Every weekday, at precisely 12:20pm, the kids from a nearby junior high school flood my restaurant like a plague. They aren't bad kids at heart. Not really. Their hour out of class for lunch is their first taste of unsupervised freedom and they don't know how to handle it yet. They yell and throw things and make a mess because no one is there to tell them not to. Sure, we have our own management hierarchy in the store, but what 12 year old is impressed by a polyester tie?
I must seem absolutely ridiculous to them. Which is fair. But little boy, when I am telling you off for grabbing a girl your age and holding her against her will, I am not scolding you as an authority figure. I am yelling at you as one pissed off person to another who has done something wrong. I don't care who you are, how old you are, who your parents are, or what colour your skin is. I am not going to stand idly by and watch a girl be physically harrassed.

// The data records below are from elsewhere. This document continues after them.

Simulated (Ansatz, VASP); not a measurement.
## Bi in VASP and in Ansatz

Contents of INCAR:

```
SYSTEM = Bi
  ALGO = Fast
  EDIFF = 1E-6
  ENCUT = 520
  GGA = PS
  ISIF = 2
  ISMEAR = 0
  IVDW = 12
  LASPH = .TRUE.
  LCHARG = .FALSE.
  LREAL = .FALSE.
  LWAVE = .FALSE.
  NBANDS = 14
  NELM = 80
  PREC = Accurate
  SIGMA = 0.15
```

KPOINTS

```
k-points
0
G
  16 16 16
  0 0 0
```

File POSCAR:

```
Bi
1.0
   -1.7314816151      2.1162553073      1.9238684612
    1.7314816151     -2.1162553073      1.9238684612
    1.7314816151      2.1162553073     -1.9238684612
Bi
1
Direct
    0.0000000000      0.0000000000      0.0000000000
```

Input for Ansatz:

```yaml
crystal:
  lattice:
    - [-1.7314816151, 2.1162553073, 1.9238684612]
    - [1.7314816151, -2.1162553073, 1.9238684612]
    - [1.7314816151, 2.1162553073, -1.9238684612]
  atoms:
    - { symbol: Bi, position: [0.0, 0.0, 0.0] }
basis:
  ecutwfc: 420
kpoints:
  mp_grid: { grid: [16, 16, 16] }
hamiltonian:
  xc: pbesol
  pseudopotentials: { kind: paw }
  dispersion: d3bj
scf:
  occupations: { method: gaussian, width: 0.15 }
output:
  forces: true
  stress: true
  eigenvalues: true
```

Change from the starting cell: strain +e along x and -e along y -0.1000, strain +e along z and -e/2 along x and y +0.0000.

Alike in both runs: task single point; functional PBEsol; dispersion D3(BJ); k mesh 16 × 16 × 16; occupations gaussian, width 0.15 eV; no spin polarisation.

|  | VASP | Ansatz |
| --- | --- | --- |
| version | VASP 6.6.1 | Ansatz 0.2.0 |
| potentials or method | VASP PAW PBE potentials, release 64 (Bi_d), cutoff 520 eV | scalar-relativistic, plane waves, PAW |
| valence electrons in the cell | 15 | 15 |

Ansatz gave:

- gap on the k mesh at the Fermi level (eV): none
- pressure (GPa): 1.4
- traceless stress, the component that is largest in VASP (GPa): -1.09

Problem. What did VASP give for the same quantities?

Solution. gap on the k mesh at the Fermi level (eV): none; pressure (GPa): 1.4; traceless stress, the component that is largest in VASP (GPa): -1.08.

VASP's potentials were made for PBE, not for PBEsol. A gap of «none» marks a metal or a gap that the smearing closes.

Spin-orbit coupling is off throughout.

"It was just a joke. We're just playing." he says to me. Oh? And what part of this is funny? No, dear child, this is no joke. What this little boy is doing is teaching this girl why it is right to be afraid. She is obviously unable to get free of him, but he is a friend, right? He wouldn't really hurt her, right? All of her friends are looking at them and laughing. Yeah, maybe it is scary, but maybe she's just being sensitive. She shouldn't cause a scene. She shouldn't speak up or tell him no. Everyone is just having a good time. She should just play along. Ha ha ha.
Maybe I'm reading too much into this. Maybe I'm projecting my own feelings on two completely innocent children. What what if I'm right, though? What if that little girl was afraid and needed someone to speak up for her because she felt like she couldn't?
Does that seem like a big deal to you? Two kids 'playing' in the lobby. Would you have said anything? Or would you have let kids be kids? This aggressive behavior toward women isn't something that boys are born with, it is something they learn from watching adults. (Hey, that's us!)
Men, sure, I can't hold it against you that you are the way you are. Girls are no better. In some ways we're worse, but that is a long-winded discussion for another day. You are who you are, and I don't expect you to change because a girl on the internet told you to. Just for a second, put yourself in that girl's father's shoes. Is that how you would want your daughter to be treated? Your sister? Your mother, bless that saint? And what if you are partially to blame for it happening? Monkey see, monkey do, and these little monkeys need a proper example set for them.
In my last post, I tried to call out my fellow ladies to stand up for themselves and each other, but men, this is for you. We can't do it alone. It is one thing for me to stand up to some school bully, and I can only hope it is a start in many steps that boy needs to take to understand gender equality, but I wasn't alone in that building. What about you, gentlemen? If you don't start standing up for what is right, us girls are going to have a much harder uphill battle. I'm not asking you to put yourself at risk, like jumping between a rapist and his victim or something. That's just damned crazy, don't get yourself killed. Just call the cops. But just think about it. Every time you laugh at a joke about women, you're laughing at your mother, your aunt, your sister, your niece. These are the situations where you gentlemen could save us a lot of grief. Show those jerks giving your gender a bad name what's what. Tell them it isn't funny. Or Hell, just don't laugh. Don't encourage them.
Set the example, be the gentleman. Help us to succeed.
I never considered the important women in my life when laughing at these jokes or watching these scenes play out. I've always been caught in the laughter of "the mob" to really think about it. Isn't strange that of all the social advances that have come about basic interaction between opposite sexes refuses to change? They may have matured slightly, but it's always the same issues that never change.